However, as a minor at the time he couldn't go.

"I asked if I could go, at that time I was 17, and they said no, I couldn't go, which I thought I was understandable," Schmidt said. "But I just kept nagging and nagging," he said with a smile.

He turned 18 and they said if his dad went with him he could go. He wasted no time and found himself a guardian on the September trip.

It's not every high-school senior whose favorite hobbies include spending time with veterans. However, Schmidt likes being more than just a "football star," as his principal calls him.

"Landon Schmidt is a one-of-a-kind kid," said Windsor High School Principal Michelle Scallon. "He spends his free time visiting with WWII Vets."

She remembers he took the time to attend a dance for World War II vets and when she asked him how it went, "he told me he 'made a lot of new friends.'"

Scallon smiles and almost cannot seem to say enough good things about the student, who also plays basketball and runs track.

"Landon is genuine," she said. "He is the real deal."

His enthusiasm and passion for working with veterans makes him stand out.

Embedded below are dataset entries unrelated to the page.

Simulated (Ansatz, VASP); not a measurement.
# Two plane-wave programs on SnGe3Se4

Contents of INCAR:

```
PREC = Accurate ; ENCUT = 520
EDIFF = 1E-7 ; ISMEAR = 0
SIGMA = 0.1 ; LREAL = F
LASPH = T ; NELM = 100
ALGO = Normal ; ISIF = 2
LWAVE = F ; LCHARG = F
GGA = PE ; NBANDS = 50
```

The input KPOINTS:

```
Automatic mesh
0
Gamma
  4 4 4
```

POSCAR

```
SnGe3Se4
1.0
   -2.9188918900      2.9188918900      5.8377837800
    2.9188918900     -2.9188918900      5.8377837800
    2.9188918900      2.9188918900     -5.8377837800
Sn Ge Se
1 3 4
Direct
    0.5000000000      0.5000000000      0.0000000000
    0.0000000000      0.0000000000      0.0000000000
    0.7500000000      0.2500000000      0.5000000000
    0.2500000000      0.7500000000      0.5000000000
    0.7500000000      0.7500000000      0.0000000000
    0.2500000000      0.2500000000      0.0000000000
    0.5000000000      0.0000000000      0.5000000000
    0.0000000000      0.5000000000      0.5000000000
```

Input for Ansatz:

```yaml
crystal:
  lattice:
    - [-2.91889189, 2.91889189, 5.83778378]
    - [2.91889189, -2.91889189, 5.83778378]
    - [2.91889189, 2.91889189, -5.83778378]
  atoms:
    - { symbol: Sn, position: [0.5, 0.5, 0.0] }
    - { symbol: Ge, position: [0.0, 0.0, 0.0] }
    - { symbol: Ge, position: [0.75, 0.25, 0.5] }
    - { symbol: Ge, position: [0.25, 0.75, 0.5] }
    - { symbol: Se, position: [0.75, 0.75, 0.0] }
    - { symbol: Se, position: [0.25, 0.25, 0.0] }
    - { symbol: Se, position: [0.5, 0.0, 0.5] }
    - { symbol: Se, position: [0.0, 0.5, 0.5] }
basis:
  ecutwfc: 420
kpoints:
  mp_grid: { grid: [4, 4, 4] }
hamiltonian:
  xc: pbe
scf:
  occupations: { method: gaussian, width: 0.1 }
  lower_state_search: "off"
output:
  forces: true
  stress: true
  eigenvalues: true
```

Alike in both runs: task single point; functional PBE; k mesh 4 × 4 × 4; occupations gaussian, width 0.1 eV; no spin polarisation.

"He's a very impressive kid," Stan Cass, president of Northern Colorado Honor Flight, said remembering Schmidt.

Schmidt did a super job as a guardian on the trip, he said.

He was assigned as a guardian to a World War II veteran.

"He was always talking to them," Cass said with a chuckle. "He got a lot of ammunition for some good stories."

When the Honor Flight trip finally came earlier this month, Schmidt and his dad went down to Island Grove in Greeley for the send-off ceremony before heading to the airport. Escorted by the Freedom Riders on the way to the airport, they saw people on overpasses waiving American flags. Upon landing in D.C. they were greeting be even more people waving flags and shaking hands with tears in their eyes, Schmidt said.

"It was the neatest experience I've ever had," he said.

It was emotional and life changing for Schmidt. He had heard so many stories, but going on the honor flight and visiting the memorials with the veterans made those stories feel real for him, he said.

Many of the veterans cried as they saw the monuments and remembered their service, Schmidt said. He admits he shed a tear or two himself when the veterans relived some of their experiences with him.

It was a fulfilling experience, one that galvanized him. He's doing the fundraiser again this year and wants it to become a tradition, hopefully carrying on for years after he graduates.

Some of the veterans told Schmidt they hadn't talked about parts of the war until they shared it with him. They told him his passion and interest made them feel comfortable sharing, he said.

"They've held it back for 70 years and now they're starting to talk about it," he said.

The Honor Flight program is important, Schmidt said. Listening to the veterans share their stories with each other, the pain and sadness the veterans endured became obvious, he said. On the trip they could share those feelings.

Going on the flight, supporting the veterans and seeing what that care can mean to them is something everyone should experience, Schmidt said.

"I've met some lifelong friends," he said. "One even tried to come to my football game on Friday."

This year’s fundraiser

Windsor High School senior Landon Schmidt decided to continue his work supporting Honor Flight Northern Colorado.

He’s fundraising again this year and has already started putting together the push for this year.

Anyone in the community who wants to help can donate to the fundraiser by dropping of check made out to “The Community Foundation” at the main office of Windsor High School, 1100 Main St, Windsor.

Schmidt hopes the fundraiser becomes a tradition at the high school.

“I’ve made it my mission, I’ve told (Principal Michelle) Scallon and everyone that when I’m gone I want you guys to make it a yearly tradition,” he said.

Each year few veterans from wars past are alive to make the Honor Flight trip, Schmidt said. With so little time left, it becomes even more important to take the time now, while it can still matter, to help and support those veterans, he said.